I do work in an office (gov job/programmer) but live in a rough and rugged enviornment. I use 4x4 about 180 days a year. Fancy clothes don’t make any sense at all. I can’t remember when or IF I have ever seen anyone in this county wear a tie as normal work etire.

Jeans and boots are the norm in the winter. Shorts if you want in the summer, but most of us just where some type of long pant.

While we’re at it, why is the conventional business attire for men a suit, where for women, they can (and are usually expected to) show leg–remember when the ladies’ pantsuit was an innovation?–and cleavage. With the exception of Bermuda shorts, men just can’t do this (I’m talking about unequivocal situations where this is the expected standard of dress regardless of what people might do in the mountains of Vermont in January or in the sewer inspection business). Why are women expected to demonstrate their physical assets, even in a business or political situation? Maybe that’s a whole nother thread.

Excuse me? The number one topic I have to address with new women in our office is dressing professionally. Tight clothes, skimpy clothes, short clothes are out. They do not look professional and they are too distracting.

The men in our office are allowed to dress in nice pants and a shirt. They are required to wear suits to closings and court. When they do, they look so much better.

I didn’t mean “dress like a streetwalker.” Professional women wear skirts, just above the knee is usually OK. But why do women show any leg whatsoever? Hillary Clinton showed some cleavage in the Senate, IIRC (although it got much more attention than it deserved). But let a man undo one extra button and he’s a slob.

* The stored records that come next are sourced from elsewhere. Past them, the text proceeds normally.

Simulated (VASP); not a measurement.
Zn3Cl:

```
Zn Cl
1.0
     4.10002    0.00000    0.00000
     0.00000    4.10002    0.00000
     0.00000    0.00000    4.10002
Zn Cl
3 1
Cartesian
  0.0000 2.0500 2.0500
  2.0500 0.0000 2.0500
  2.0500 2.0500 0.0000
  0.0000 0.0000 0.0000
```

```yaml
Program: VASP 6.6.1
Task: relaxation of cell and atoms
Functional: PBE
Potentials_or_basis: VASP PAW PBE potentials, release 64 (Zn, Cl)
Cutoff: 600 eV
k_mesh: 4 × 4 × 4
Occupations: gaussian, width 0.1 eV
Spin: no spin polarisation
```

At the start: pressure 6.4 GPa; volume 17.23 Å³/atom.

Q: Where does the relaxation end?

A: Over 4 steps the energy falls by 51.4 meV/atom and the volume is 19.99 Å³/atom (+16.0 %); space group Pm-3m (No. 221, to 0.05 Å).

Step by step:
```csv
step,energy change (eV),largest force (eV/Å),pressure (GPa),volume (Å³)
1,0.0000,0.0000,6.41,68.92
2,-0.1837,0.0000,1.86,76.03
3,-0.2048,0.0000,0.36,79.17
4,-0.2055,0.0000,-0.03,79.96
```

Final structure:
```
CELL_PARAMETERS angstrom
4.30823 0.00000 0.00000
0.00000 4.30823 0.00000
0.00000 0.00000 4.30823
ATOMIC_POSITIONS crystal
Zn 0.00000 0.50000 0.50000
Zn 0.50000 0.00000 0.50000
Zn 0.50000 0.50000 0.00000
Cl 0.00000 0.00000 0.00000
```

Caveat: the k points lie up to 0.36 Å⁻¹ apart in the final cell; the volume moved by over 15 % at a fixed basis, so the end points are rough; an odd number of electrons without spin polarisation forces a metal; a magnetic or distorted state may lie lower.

As a lawyer and now as a magistrate, I’m expected to abide by the unwritten dress code of the courthouse. That means, at least, a sports coat, shirt, tie and pants, and more often, yes, a suit. I don’t mind - I feel more crisply professional when I’m dressed that way, more like a grownup. It’s also a way to demonstrate to those who appear before me that I take my job, and their cases, seriously. I admit it can be uncomfortable in very hot weather, but I can always doff my coat and roll up my sleeves when I’m outside. No biggy.

Most of those who appear before me dress in the Urban Casual mode - shorts and T-shirts are common. Some judges send people home to change when they show up in court like that; I don’t, since we don’t warn people to dress up when subpoenas and summonses are sent out. I wish people dressed up more for court, but I think there’s a strong, longterm American social trend towards casual wear that I’m never going to overcome, so I don’t even try.

I hope the suit never vanishes. The best dressed guy I ever met wore a suit, with vest and tie every day of the year(with an absolutely beautiful leather trench coat in the winter). He looked a bit like Al Pacino, except he was a bit taller.

Everyone wanted to fuck him.

This I just don’t understand. I mean, I guess I understand it, I just don’t personally feel this way.

I am a lawyer, and whether I am pounding the keyboard in my office or arguing in court, in no way do I feel that my performance is enhanced or harmed by what I am wearing. Of course I am not able to control whether the listener/viewer is so ignorant as to be unable to hear my argument if I am not wearing a jacket and tie.

On occasions when I work at home I feel I produce exactly the same quality work in shorts and a shirt - or even a bathrobe - as I do when in my office. It always impressed me as a lack of self confidence or insecurity that people feel the need for a “uniform” as a suit of armor, to lend credibility to the quality of their work. Just do quality work, dammit. I don’t care what you are wearing.

I find this to be a strange comment coming from a lawyer. Would you advise a client to show up in court wearing a ratty T-shirt and ripped jeans or would you have them dress up a bit?

It’s not so much about you actually doing your job better. It’s about giving other people who don’t know you the appearance that you are professional and successful.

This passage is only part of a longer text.